|CoD Basic Combat|
Given the emphasis of role-playing games in general on social interactions, why do we even concentrate on having any combat mechanics for live action gaming? Combat serves multiple purposes within any gaming system; It is an avenue for providing action, drama, and even heroics within a context of most games. Yet combat often seems either forced or out-of-place within a role-playing game such as White Wolf’s World of Darkness setting. How do we make it a valid and viable process within our games?
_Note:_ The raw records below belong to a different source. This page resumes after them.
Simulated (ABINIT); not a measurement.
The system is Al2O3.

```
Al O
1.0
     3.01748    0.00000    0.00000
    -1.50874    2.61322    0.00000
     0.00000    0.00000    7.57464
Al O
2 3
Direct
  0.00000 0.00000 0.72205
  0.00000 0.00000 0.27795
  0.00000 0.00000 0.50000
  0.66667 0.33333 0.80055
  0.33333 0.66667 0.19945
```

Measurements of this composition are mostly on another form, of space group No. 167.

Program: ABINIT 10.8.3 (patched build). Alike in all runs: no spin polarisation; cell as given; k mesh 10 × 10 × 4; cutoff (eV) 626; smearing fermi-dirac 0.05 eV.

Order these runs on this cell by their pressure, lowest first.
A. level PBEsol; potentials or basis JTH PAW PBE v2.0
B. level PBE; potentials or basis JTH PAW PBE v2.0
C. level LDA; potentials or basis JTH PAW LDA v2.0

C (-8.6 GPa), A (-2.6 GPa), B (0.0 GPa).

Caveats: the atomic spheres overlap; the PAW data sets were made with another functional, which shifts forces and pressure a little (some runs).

Please look at the following documents for venue specific guidelines:
BNS Masquerade Primer
WoD Apocalypse Primer
Combat within most RPGs mirrors the process very similar to war gaming. War gaming is simply acting out a scenario. A war game contains four distinct elements; the scenario itself, the participants, the referee, and victory condition/final result. So how does this tie into our running combat within the MES games? Let us look at each component in a generalized overview of what must be present for successful resolution of the scene or scenario. Something to remember as the storyteller not every player desires to be a participant in a combat scene or scenario. See what players desire combat and if it doesn’t hurt the story allow them to remove themselves from the scene.
Setting the Scenario/Preparing for Combat
First we begin with the scenario itself, for example you are fighting to capture or destroy a key enemy building or fortification. As the storyteller or referee it is your responsibility to paint this scenario clearly for your players. Do not gloss over important elements especially those that will come into play during the scene itself. Simply put tell them what it looks like, what can be visibly seen, and where they are in relation to their target.
Examine who is involved and determine how to proceed
Next we look at the participants themselves, who’s involved in the scenario/scene? What is the correlation of forces or in layman’s terms, who has what present with them at the scene prior to start of combat? This is very important so you can properly adjudicate the combat that will occur. It also helps prevent potential mistakes and accusations of cheating during or afterwards. Write down or make clear mental notes of all elements, characters, and assets involved in the scene.
Now once the scene is set comes the complexity of running the war game or combat scene itself. The rhythm is quite simple actually; action, counter-action, and reaction. This applies to primarily wargaming but is quite functional for running combat. In a MES game combat should look like this;
- Resolution of each action in the initiative order
Simply stated just keep things focused as players will often be confused or hesitant about options, actions, or how to act.
Prepare players prior to combat by familiarizing them with the mechanics of combat. This leads us to you and how you should prepare for your “war-game” or combat scene. First make sure you have refreshed your memory on how combat should flow and its appropriate mechanics. If you are running NPCs make sure that you know what gear, powers, and support you have given them. Item cards help regarding running NPCs. If it is PvP combat then be prepared to look up powers if a question arises. It is strongly recommended to have a copy of the most current addendum available so you may consult it if needed.
Once you have ran your war-game or combat scene what comes next? First of all, help the players find final resolution. Simply put, take a quick moment to summarize what happened, looking internally for any missteps or mistakes made. If you find them correct them on the spot. Have an assistant move the game forward while you do a quick review with the parties involved in the scenario. War-gaming or running combat isn’t difficult as long as you are prepared and focused on the mission at hand.
A final item of note, remember to have plot and activity for those not participating in the combat, it will keep your overall game healthy for all play types and role-play styles.